You know, some days are just plain old tougher than others. Days when you strap yourself into the roller-coaster ride and get taken on an adventure you had no idea was coming – sort of like hopping on what you thought was a carousel and learning that it was Space Mountain instead. And it’s on those days, my friends, when you may want to just come home, drop your gear, and call the pizzaman. But what may be a better idea is to roll up your sleeves and burn off that stress in the kitchen.
I was right there tonight – I didn’t feel like cooking, didn’t feel like eating a healthy meal, and just wanted a plate of good old fatty food instead. And believe me, I’m no prude when it comes to the fattier meals in life – I just knew that I hadn’t started the week with two workouts for nothing! So I pulled out my beloved Le Creuset, added the ingredients for tortilla soup, and got to work.
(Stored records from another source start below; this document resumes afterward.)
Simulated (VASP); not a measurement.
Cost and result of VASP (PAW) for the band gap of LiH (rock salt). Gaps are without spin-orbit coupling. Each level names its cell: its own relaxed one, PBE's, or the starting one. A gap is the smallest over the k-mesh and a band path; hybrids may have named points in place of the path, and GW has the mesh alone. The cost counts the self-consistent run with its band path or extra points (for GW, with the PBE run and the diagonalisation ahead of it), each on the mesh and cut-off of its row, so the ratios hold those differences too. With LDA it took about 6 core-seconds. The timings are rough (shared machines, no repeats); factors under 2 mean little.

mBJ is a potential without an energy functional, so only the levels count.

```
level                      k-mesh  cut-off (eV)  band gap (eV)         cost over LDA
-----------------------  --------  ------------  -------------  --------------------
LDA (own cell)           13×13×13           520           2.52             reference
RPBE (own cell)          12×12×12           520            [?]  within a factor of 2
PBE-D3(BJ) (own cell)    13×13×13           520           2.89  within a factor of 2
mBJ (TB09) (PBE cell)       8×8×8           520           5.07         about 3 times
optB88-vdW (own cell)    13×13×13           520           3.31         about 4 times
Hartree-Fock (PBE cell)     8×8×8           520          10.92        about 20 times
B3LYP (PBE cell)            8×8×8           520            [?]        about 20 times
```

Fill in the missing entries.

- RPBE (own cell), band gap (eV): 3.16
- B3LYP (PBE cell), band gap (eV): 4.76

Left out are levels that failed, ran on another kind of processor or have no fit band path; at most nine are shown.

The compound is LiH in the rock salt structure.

This is yet another magical recipe from Ginny Kay McMeans’ The Make-Ahead Vegan Cookbook, and like all the others we’ve tried, it’s a clear winner. And not for nothing, it used two of my favorite kitchen items – the aforementioned Le Creuset and my immersion blender! Love, love, love.
As usual, I won’t go into the ins and outs of the entire recipe since Ms. McMeans has a book to sell, but I will say that a chipotle pepper in adobo makes an appearance (luckily, I have plenty in the freezer after opening a can over the weekend!) and the fire-roasted diced tomatoes round out the brothy soup very, very nicely indeed. We garnished our bowls with tortilla strips, vegan sour cream, and hot sauce, and then dipped some tortilla chips in for good measure. The final result was perfection – a smoky, earthy taste that had plenty of heat without being overpowering. The blended onions and garlic sang, and the chipotle brought the spice!
We each went back for seconds – in LeeLee’s case, thirds! – which is always a measure of success. I can’t wait to try this soup again!